Gibson, James F. // Wikimedia Commons
1866: First Congressional override of note
Radical Republicans in Congress, a faction of the Republican Party, passed the Civil Rights Act of 1866, overriding a veto by President Andrew Johnson. It was the first override by Congress on important legislation. The law was intended to protect enslaved people freed after the Civil War, and declared that everyone born in the United States, with the exception of Native Americans, were “hereby declared to be citizens of the United States.” The first override of a presidential veto took place earlier, in 1845, over whether President John Tyler could authorize the construction of ships for the Revenue Marine Service, now the Coast Guard, without Congress approving appropriations.
Mathew Brady // Wikimedia Commons
1868: First presidential impeachment
Radical Republicans in 1867 put Southern states under military rule and placed restrictions on the president. When President Andrew Johnson dismissed his secretary of war, Edwin M. Stanton, the House accused him of violating one of those restrictions, the Tenure of Office Act, and on Feb. 24, voted for 11 articles of impeachment against him. He was tried by the Senate and acquitted by one vote.
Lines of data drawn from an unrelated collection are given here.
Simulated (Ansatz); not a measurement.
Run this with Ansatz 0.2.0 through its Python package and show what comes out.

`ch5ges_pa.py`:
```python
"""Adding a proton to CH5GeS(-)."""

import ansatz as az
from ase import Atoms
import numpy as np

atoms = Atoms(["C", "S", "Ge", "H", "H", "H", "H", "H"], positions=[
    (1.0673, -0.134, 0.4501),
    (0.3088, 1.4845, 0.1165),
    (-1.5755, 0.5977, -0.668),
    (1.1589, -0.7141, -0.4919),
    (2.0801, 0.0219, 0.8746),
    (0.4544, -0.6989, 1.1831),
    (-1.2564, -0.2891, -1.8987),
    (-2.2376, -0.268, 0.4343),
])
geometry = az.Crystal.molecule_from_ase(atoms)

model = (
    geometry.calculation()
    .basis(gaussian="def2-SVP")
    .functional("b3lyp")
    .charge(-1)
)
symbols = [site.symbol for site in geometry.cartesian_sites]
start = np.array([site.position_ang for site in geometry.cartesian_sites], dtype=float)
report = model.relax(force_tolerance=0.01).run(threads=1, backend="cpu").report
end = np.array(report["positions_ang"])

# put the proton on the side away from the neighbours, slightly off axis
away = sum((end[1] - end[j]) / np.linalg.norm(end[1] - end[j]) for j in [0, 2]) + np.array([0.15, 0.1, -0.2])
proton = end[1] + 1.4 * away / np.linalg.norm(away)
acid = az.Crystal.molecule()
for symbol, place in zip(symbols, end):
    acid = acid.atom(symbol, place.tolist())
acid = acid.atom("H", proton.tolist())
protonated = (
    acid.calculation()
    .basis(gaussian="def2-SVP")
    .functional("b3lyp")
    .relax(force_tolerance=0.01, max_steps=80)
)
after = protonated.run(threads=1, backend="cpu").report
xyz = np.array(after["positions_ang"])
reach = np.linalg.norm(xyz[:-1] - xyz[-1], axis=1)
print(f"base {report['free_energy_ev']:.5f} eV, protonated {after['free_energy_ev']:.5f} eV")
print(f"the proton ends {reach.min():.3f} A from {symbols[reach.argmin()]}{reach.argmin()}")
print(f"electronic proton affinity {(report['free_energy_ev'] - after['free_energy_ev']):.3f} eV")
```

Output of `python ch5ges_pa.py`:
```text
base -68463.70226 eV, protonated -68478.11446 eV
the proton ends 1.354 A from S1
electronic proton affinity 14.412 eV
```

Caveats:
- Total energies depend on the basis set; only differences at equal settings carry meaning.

Bradley & Rulofson // Wikimedia Commons
1872: First woman to run for president
Victoria Claflin Woodhull was the first woman to run for president as the candidate for the Equal Rights Party. Her party chose Frederick Douglass as her running mate but he declined the nomination and campaigned for one of her opponents, the Republican incumbent, President Ulysses S. Grant. She also was the first woman to own a Wall Street brokerage company and to start a weekly newspaper.
George G. Rockwood
1872: First candidate to die before Electoral College meets
Newspaper editor and publisher Horace Greeley, the Democratic Party’s candidate, lost to President Ulysses S. Grant, who was running for reelection in the 1872 election. Greeley would have gotten 66 electoral votes, but he died on Nov. 29, 1872, before the Electoral College met. His votes were divided among four people. The president won reelection with 286 electoral votes.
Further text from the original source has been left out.